Real-time graphics rendering (generative art)

I am looking for a package or a toolchain which allows me to render generative visuals as fast as possible (as for example with processing, p5 or other creative languages).

The reason I would like to use julia is, that my models are written in jl and i prefer not to transport everything to a new language. I am using GLMakie atm, But it is way too slow.

The dream would be to stream the Video to an other app via NDI or Syphon.

I did use Blender with Matlab for one project. I would take a look at it. There are a number of posts for using it with Julia.

thanks! i didnt know that this exists. in this project i do only create a 2 pixel image. so i wont use blender, but for an other one this is an option!

I am using GLMakie atm, But it is way too slow.
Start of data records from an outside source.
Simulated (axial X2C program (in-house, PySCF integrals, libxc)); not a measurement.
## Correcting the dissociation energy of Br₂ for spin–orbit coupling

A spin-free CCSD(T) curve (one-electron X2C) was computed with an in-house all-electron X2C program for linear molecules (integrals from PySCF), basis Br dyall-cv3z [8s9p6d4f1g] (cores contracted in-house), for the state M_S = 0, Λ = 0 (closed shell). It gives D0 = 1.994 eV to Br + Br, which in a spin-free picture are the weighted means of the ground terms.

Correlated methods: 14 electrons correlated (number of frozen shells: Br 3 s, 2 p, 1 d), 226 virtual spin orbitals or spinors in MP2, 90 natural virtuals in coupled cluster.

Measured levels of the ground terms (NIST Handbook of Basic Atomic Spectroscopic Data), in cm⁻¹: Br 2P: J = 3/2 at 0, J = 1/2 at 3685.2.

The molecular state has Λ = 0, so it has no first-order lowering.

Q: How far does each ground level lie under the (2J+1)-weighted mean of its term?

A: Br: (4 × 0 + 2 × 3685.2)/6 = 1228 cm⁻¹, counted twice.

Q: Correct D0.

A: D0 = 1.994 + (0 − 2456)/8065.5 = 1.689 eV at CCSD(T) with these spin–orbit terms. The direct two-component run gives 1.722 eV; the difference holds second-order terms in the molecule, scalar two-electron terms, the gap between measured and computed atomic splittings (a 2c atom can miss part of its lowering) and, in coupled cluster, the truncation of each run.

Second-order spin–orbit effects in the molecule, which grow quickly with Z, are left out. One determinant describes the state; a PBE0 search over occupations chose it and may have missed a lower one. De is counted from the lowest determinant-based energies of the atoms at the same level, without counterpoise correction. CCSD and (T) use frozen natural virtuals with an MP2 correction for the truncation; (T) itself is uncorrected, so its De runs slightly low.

GLMakie can be pretty fast (state of the art even for some things), but there are a couple of things that will make things very slow.
Can you pin down what’s too slow?

I think at the moment i do sth quite stupid:

using Images
using NearestNeighbors

function voronoiColorMap(
    graph;
    saving::Bool=true,
    outdir::String="output/",
    xResolution::Int=1024,
    yResolution::Int=1024,
    xRange=(-1,1),
    yRange=(-1,1),
    filename::String="visualization",
    stateColors=Dict(1 => RGB(1,0,0), 0 => RGB(0,0,0), -1 => RGB(0,0,1)),
    ignoreBoundary::Bool=false
)
    # Ensure output directory ends with a slash
    outdir = endswith(outdir, "/") ? outdir : outdir * "/"
   
    # Pre-allocate arrays and extract data in one pass
    nVertices = nv(graph)
    verticesCoord = zeros(Float64, 2, nVertices)
    states = zeros(Int, nVertices)
   
    # Extract vertex data in chunks for better cache performance
    vertex_chunk_size = 128  # Adjust based on your system's cache size
    vertices_list = collect(vertices(graph))
   
    Threads.@threads for chunk_start in 1:vertex_chunk_size:nVertices
        chunk_end = min(chunk_start + vertex_chunk_size - 1, nVertices)
        for i in chunk_start:chunk_end
            v = vertices_list[i]
            pos = getVertexPosition(graph, v)
            @inbounds verticesCoord[1, i] = pos[1]
            @inbounds verticesCoord[2, i] = pos[2]
            @inbounds states[i] = Int(getVertexState(graph, v))
        end
    end
   
    # Build the tree once (outside of any loops)
    kdtree = KDTree(verticesCoord)
   
    # Pre-allocate the image array
    img = Matrix{RGB{Float64}}(undef, yResolution, xResolution)
   
    # Pre-compute x and y coordinates
    xCoords = LinRange(xRange[1], xRange[2], xResolution)
    yCoords = LinRange(yRange[1], yRange[2], yResolution)
   
    # Pre-allocate query point array to avoid allocations in the loop
    query_point = zeros(Float64, 2)
   
    # Process image in chunks for better cache performance
    chunk_size = 128  # Adjust based on your system's cache size
   
    # Create a mapping from state values to colors (avoid dictionary lookup)
    state_color_map = [stateColors[-1], stateColors[0], stateColors[1]]
   
    # Use @simd and @inbounds for inner loops when possible
    @time Threads.@threads for i_chunk in 1:cld(xResolution, chunk_size)
        # Calculate start and end indices for this chunk
        i_start = (i_chunk - 1) * chunk_size + 1
        i_end = min(i_chunk * chunk_size, xResolution)
       
        for i in i_start:i_end
            x = xCoords[i]
            query_point[1] = x
           
            for j in 1:yResolution
                query_point[2] = yCoords[j]
               
                # Use inrange query if possible to avoid sorting operations
                id, dist = knn(kdtree, query_point, 1)
                idx = id[1]
               
                # Fast indexing into pre-computed color map
                # Transform state (-1, 0, 1) to index (1, 2, 3)
                state_idx = states[idx] + 2  
                @inbounds img[j, i] = state_color_map[state_idx]
            end
        end
    end
   
    if saving
        save(outdir * filename * ".png", img)
    end
   
    return img
end

I want do to basically some shader type stuff. The vertices with colors are defined and the intermediate pixels have the same coler as its nearest neighbour.
The problem is the second loop, which takes roughly 10 times too long.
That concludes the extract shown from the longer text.